A Friendly Reset: Understanding the MariaDB Foundation’s Role

Over the last few days, I’ve seen more than a few comments and questions about what the MariaDB Foundation is supposed to do — and what it should do when something in the wider MariaDB ecosystem changes. I am referring here to what I call the “Galera Case“.

Instead of replying to every thread with a link to meeting minutes, I wanted to take a step back and write something more durable: a friendly reset.

Because here’s the honest part: before joining the MariaDB Foundation, I also assumed the boundary between MariaDB plc and the Foundation was… blurry. At times, it even felt inexistent. And from what I’m seeing now, I clearly wasn’t alone.

Where does the confusion come from?

MariaDB is both:

  • A server project and an ecosystem, with contributors, distributions, users, and community expectations.
  • A commercial company (MariaDB plc), with products, customers, acquisitions, and a business strategy.
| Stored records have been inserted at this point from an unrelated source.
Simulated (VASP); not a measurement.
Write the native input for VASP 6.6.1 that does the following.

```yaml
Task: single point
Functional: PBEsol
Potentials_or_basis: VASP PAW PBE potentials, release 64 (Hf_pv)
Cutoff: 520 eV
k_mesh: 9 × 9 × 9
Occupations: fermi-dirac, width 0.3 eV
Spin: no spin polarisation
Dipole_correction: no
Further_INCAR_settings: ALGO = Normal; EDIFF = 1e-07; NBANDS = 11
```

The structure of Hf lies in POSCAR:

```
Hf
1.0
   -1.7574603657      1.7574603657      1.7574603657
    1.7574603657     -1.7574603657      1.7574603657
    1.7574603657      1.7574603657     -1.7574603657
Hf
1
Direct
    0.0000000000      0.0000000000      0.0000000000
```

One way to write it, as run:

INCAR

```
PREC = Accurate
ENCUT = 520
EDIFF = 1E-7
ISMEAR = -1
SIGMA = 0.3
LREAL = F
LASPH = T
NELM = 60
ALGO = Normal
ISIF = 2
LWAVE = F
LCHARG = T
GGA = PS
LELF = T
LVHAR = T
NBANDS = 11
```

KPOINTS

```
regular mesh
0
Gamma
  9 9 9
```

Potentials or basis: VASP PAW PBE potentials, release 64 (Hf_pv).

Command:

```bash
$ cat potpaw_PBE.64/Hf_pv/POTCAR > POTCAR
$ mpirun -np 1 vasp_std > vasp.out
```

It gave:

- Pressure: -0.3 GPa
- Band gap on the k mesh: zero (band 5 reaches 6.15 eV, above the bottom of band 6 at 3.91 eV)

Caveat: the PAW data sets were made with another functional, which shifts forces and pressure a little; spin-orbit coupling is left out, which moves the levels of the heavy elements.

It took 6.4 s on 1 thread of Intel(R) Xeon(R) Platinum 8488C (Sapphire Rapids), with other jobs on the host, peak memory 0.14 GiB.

When the company makes moves that affect parts of the ecosystem (or appear to), it’s natural that people look at “MariaDB” and ask:

“So what will the Foundation do about this?”

That exact dynamic resurfaced recently, with concerns about Galera/Codership and their potential impact on users, packaging, and long-term availability.

In fact, after acquiring Codership, MariaDB plc has decided that the future of the synchronous replication offering will be dedicated solely to customers. Those having higher requirements.

Examples of what I mean:

None of these reactions is “stupid” or “bad”. They’re a predictable outcome of people caring about continuity.

So, what is the MariaDB Foundation actually here for?

The MariaDB Foundation is a non-profit with a very explicit mission, built on three principles:

  • Openness
  • Adoption
  • Continuity

These are the Foundation’s operating constraints.

All three of these principles are very important, but today I would like to talk about continuity.

The Foundation exists to provide continuity for MariaDB Server independent of any single commercial entity.

This principle matters especially when the ecosystem is worried about fragmentation, control, or “what happens if…”.

So, the Foundation’s mandate is MariaDB Server and its long-term openness and continuity. Does Galera belong to that scope?

I believe it does — at least the Galera library as it is distributed with the community server packages. A production-grade database needs a credible high-availability story, and I don’t think removing long-standing capabilities from community users is the right direction. That’s also why I consider “part of the server” to include what has historically shipped as part of the community packages.

As you can read in the latest Board meeting minutes, my vote joined the majority in deciding that the Foundation should coordinate, accept community contributions to, and help ensure the distribution of the current Galera (GPL) code going forward.

I’m writing this because:

  • The community deserves clarity,
  • The Foundation’s role is often misunderstood,
  • And when uncertainty spikes, rumors and wrong assumptions fill the gap.

If we want a healthier ecosystem, we need fewer assumptions and more shared understanding of who does what — and where to look when we want facts.

The MariaDB Foundation is here to protect and grow MariaDB Server under the principles of Openness, Adoption, and Continuity—and this is exactly what we do, and we do so with a level of transparency you can verify yourself in the public minutes.

But at the same time, I do think we can and should also credit MariaDB plc for actually acquiring Codership/Galera and not just forking the code. That would have been much cheaper.